The cracks appearing in the Murdoch empire have several causes, not least of which is mortality. Murdoch is 83, and investors are unsure of the family succession, despite the recent elevation of eldest son Lachlan to senior roles in the media empire.
Then there are the well-known problems afflicting print publishers everywhere. The internet has destroyed the old newspaper business model, a new one has not been found, and the alliance between newly separate publishing and entertainment companies may only be the precursor to a more radical corporate divorce.
But above all, the colossus is faltering because of the phone hacking scandal that has destroyed the reputations of so many senior figures in News Corp’s UK subsidiary, News International, and raised disturbing questions about the global leadership of the empire.
Tiffen gives his readers the whole six-decade saga that began in 1952, when Rupert Murdoch, recent Oxford graduate and Daily Express subeditor, returned to Australia to become publisher of the Adelaide News, his share of the Herald and Weekly Times group that had been controlled by his late father Sir Keith Murdoch.

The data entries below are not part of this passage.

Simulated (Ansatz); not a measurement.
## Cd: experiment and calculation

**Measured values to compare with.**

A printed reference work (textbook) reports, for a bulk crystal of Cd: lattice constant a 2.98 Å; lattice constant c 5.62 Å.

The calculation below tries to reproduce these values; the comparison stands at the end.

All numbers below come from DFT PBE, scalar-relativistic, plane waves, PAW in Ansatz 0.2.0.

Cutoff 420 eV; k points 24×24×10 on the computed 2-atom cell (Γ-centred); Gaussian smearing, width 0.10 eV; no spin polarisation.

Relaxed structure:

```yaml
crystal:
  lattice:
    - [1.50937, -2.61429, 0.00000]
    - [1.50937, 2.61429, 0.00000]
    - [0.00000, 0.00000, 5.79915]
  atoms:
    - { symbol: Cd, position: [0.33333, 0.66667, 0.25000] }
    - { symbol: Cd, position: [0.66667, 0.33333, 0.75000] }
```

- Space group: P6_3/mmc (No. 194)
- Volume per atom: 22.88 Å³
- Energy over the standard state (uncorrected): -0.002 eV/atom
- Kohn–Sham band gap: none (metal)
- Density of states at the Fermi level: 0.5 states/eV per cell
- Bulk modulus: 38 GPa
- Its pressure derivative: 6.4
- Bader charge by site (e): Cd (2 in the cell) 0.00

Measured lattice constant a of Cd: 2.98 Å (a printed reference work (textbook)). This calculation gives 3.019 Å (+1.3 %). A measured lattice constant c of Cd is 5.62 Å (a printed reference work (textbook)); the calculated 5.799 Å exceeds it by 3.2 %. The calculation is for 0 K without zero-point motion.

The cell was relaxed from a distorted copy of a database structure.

But the book appropriately begins and ends with the phone hacking scandal and the parliamentary and judicial inquiries it has spawned. Rupert Murdoch himself faced a grilling from British MPs over the activities of his editors and journalists at the now defunct News of the World and other UK mastheads. But unlike so many of his underlings, he was able to plead ignorance. There was no proof that he knew what they had been doing.
Those who have worked for him over the years, however, including my former colleague who received that polite refusal of his talents so many years ago, would have struggled to recognise the Rupert Murdoch they knew in the apparently contrite and humble old man answering MPs’ questions.
The Rupert we knew always knew exactly what was going on: the big picture and every gritty detail. That’s what made him the man he is.